Abstract
A transect resistivity model was generated to a depth of 1.5 km around the Gomura Fault by conducting an audio-frequency magnetotelluric survey. The model clearly presents the structure of fault ruptures, and is characterized by three conductive regions and one moderately conductive region. One of the conductive zones and the moderately conductive zone are sub-horizontal and situated on the eastern side of the Gomura Fault; the former is shallow, whereas the latter is deep.

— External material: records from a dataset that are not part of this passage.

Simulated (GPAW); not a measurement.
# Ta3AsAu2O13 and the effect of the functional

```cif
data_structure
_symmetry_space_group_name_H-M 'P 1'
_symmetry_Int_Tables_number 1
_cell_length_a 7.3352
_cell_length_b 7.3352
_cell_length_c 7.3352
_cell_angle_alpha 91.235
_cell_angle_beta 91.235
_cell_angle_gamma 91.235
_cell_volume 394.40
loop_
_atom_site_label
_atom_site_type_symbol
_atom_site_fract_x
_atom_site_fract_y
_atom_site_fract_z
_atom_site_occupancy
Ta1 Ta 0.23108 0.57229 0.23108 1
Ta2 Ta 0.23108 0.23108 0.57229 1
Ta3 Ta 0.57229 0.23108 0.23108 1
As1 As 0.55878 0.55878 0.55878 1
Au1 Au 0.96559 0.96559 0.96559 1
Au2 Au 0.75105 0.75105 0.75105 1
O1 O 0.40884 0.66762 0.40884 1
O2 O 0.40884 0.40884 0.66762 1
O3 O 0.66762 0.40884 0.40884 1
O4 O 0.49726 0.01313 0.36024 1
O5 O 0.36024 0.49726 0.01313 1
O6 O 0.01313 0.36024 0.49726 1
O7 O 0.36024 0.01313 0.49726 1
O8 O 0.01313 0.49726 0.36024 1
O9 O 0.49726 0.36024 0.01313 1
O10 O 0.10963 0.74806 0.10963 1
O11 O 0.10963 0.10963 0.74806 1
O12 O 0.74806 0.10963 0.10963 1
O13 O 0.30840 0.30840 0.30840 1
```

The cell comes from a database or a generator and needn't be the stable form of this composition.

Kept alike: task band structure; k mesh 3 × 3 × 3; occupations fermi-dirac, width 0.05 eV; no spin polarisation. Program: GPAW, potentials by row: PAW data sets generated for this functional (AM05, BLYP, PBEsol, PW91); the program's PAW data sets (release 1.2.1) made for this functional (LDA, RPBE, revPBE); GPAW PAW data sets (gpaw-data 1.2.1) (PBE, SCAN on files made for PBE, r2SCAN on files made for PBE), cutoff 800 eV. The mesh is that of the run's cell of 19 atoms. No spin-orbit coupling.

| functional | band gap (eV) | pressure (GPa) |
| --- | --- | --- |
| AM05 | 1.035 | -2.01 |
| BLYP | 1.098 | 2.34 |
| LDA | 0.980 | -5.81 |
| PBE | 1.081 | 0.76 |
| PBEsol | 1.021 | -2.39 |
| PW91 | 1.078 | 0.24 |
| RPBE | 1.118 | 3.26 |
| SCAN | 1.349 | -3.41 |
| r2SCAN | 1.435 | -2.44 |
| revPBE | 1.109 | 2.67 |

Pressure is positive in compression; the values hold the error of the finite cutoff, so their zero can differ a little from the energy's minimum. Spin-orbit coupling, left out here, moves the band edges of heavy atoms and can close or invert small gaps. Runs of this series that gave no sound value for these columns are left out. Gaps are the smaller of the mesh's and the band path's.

The resistivity structure of these layers and the surrounding area are well consistent both with their lithofacies and a resistivity log made to a depth of 1300 m near the survey line of this study. Pore water at the boundary between the weathered and weakly-weathered granitic rocks, combined with an increase in clay minerals, decreases the resistivity of the shallowest conductive layer. The second and third conductive regions are located beneath the surface traces of the Gomura and Go-seihou Faults, respectively. The second conductive region is interpreted as a fracture zone produced by fault movements, with a high water content and probably containing clay minerals. The observation that the third region is small and isolated may indicate that the Go-seihou Fault is a subsidiary fault. A comparison of the conductive fracture regions of the Gomura Fault and the Hijima Fault of the Yamasaki fault system suggest that the width and conductivity of a conductive region beneath the surface trace of an active fault are controlled by the mean slip rate and cumulative displacement, rather than the difference of ~1000 years since their most recent earthquake events.